Kenya Sport

French Cup Final: OGC Nice Faces Chaos Amid Violence

On the eve of a French Cup final that was meant to offer a little light after a grim season, OGC Nice’s nightmare took a darker turn on the streets of Paris.

Late on Thursday, a mass brawl erupted around Canal Saint-Martin, a usually lively strip in the 10th arrondissement. Around 100 Nice supporters gathered there, police said, “clearly looking for a fight”. They found one.

Amateur videos quickly flooded social media: masked figures swarming a bar, chairs flying through the air, glass shattering as terrified drinkers scattered. By the time officers moved in, six people were injured. One victim had been struck in the throat by a shard of glass. Another had been stabbed in the back. One person remains in a serious condition.

On the pavement, officers later found a bread knife with a 20-centimetre blade, streaked with blood. Knives, other improvised weapons, balaclavas and padded gloves were seized. Some of the injured, a police source told local media, had nothing to do with football at all. They were simply in the wrong place when the violence spilled over.

Sixty-five people were taken into custody.
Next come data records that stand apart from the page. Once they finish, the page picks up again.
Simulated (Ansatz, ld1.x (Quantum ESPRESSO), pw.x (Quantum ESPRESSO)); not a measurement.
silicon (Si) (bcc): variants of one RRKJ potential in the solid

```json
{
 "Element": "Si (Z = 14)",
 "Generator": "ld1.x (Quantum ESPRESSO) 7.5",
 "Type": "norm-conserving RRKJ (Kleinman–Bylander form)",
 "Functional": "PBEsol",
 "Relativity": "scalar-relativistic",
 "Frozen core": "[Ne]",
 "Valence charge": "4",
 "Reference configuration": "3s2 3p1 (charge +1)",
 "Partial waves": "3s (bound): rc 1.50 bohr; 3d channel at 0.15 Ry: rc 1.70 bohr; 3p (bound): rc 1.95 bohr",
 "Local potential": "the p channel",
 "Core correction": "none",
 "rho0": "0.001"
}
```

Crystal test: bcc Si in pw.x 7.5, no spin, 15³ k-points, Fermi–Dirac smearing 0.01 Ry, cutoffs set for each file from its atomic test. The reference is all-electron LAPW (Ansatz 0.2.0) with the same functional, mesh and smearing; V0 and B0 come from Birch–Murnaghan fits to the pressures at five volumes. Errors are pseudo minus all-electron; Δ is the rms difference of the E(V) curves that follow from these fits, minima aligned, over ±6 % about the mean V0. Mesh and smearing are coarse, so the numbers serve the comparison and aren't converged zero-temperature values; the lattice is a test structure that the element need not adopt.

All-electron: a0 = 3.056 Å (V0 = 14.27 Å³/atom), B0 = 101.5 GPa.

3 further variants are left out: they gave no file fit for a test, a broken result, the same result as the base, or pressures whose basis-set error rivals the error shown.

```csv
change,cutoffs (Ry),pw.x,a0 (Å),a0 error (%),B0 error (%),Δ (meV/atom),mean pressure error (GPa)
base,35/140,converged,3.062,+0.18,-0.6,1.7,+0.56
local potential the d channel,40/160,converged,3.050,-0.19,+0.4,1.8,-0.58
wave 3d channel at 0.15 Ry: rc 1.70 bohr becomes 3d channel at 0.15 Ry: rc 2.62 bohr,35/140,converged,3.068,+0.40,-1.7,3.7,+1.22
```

“This is everything we dislike about football – namely violence – when a French Cup final is supposed to be a celebration,” said Philippe Diallo, president of the French Football Federation, on France Info radio. He stressed that those involved were “certainly fringe groups”, insisting the vast majority of Nice fans were only due in the capital on Friday.

Paris officials were less forgiving. Deputy mayor Emmanuel Grégoire accused certain Nice supporters, “some of whom are known to have links to the far right”, of “accosting and violently attacking” Parisians.

High-risk final under a dark cloud

The Stade de France final between Nice and Lens had already been tagged a “high-risk” event. Tension between Nice followers and those of local powerhouse Paris Saint-Germain is long-standing, and more than 2,000 police officers have been deployed around the showpiece.

Now the game arrives shrouded in something more than sporting jeopardy.

On one side stand Lens, the club from a football-obsessed former mining town in the north, riding a wave that has transformed their season into a minor epic. They finished second in Ligue 1, chasing PSG far more closely than many expected, and fell just short of a first league title since 1998. Their run has already secured a place in next season’s Champions League.

Yet for all their history, the “Sang et Or” have never lifted the French Cup. Three finals, three defeats. Win on Friday, and they finally marry their resurgence with a piece of silverware that has always eluded them.

On the other side, Nice arrive in chaos.

A season that began with ambition under Ineos ownership has collapsed into a slog for survival. Knocked out of the Champions League in the preliminary rounds in August, they never recovered. Results fell away, confidence drained, and anger in the stands grew louder with every limp performance.

The numbers are brutal: just two wins in their last 24 league games. They finished the Ligue 1 campaign in the relegation play-off spot. Last week’s 0-0 draw at home to bottom club Metz ended in a scene that summed up their year – furious fans invading the pitch, smoke bombs thrown, players sprinting for the tunnel to escape their own supporters.

The punishment was swift. When Nice host Saint-Etienne in the first leg of their relegation play-off next week, the Allianz Riviera will be closed to the public. A decisive game for the club’s future, played in an empty bowl.

It is not the only fracture. In November, hundreds of angry fans massed outside the training centre, confronting players, staff and management. That confrontation pushed several members of the squad to seek an exit in the January window. The club that once sold itself as a rising power of the Riviera now looks like it is fighting on every front – on the pitch, in the boardroom, and in the streets.

Against that backdrop, the French Cup final almost feels like an interruption.

“It is still a final, so of course we will give our all. But the two matches that come after are more important,” admitted club president Jean-Pierre Rivère before the game. “We want to stay in Ligue 1. That is our only ambition.”

Nobody is rushing to disagree. Lens chase history and a trophy that would crown a season of relentless progress. Nice, by contrast, are trying simply to avoid disaster. They must survive a two-legged tie with Saint-Etienne or fall back into the second tier for the first time since 1997 – the same year, ironically, that they last won this competition.

History suggests Nice can spring a surprise when least expected. The question, on a bruised and anxious weekend in Paris, is whether this club still has the calm, the unity and the control to do it when the fight has already spilled far beyond the pitch.